Vol. 1 No. 2 · 8 November 1979

SIR: It appears from Rosalind Mitchison’s account in your last issue of Patricia James’s new biography of Malthus that one of the book’s strengths is its portrayal of Malthus’s ability to change his mind (LRB, 25 October). We are asked to see the producer of a ‘chilling’ social theory as being prepared to alter his positions with ease, as ‘someone who saw the subject as a field not for certainty but for speculation’. But as Mrs Mitchison also suggests, some of Malthus’s views were put forward as being unalterable, and this aspect of the man is important, as it is the essence of his claims to be a ‘scientist’.

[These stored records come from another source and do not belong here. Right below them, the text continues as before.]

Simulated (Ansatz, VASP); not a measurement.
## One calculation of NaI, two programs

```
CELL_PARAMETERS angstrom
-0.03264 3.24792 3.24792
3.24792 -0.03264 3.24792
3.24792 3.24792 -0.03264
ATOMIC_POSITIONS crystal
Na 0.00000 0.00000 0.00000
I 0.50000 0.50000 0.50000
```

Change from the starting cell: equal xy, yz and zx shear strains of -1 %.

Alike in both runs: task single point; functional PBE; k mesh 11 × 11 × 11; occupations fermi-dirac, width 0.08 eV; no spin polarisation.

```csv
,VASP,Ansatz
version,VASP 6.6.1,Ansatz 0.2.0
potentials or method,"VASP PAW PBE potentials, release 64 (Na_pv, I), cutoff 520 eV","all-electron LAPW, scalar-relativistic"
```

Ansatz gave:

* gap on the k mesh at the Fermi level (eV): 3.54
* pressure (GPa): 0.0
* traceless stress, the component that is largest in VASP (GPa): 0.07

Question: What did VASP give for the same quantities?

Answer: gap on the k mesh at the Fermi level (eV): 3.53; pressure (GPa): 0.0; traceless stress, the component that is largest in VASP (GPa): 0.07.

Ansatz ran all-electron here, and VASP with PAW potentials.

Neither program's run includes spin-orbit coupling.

Stressing Malthus’s humanity and open-mindedness can obscure the fact that his theory was not offered as speculation but as law. Malthus certainly appears to have been engaging in many personal ways, and also to have had a vibrant and realistic sense of the power of sexuality in life. This forms a strong contrast to the deliberate sexlessness envisaged in the utopia of William Godwin, one of the writers whose work Malthus sought to contest in his Essay. But the point about the principle of population was not that it was a proposition that might be socially contingent, or one that in some liberal way people might accept or reject as they chose. It was a law of nature. Malthus’s Wrangler training led him to hunt for Newtonian certainty in the field of demographic studies; and the claim that he had uncovered a natural law is the foundation of the original Essay. Later editions develop the argument, but do not alter the basic theory. His life may indeed have been a ‘genuine search for truth’ (whatever that may be): he certainly felt that he had uncovered the true relationship between population and resources. This was non-negotiable.

Mrs Mitchison further clouds the issue by overstressing ‘the determination of later Malthusians such as Thomas Chalmers to praise God for this imbalance in provision’. Malthus was not as morally harsh as Chalmers and may not have gone as far as him in the praising: but his Essay undoubtedly argues for the providential designedness of the awsome formula that he uncovered. As Mrs Mitchison hints but does not bring out clearly enough, it is precisely this powerful juncture of the (purportedly) providential and the scientific that makes the Essay so gloomy. The essence of Malthus’s achievement rests on the claim to certainty, not speculation. He may have been a good companion but he was the author of a theory that undermined companionship.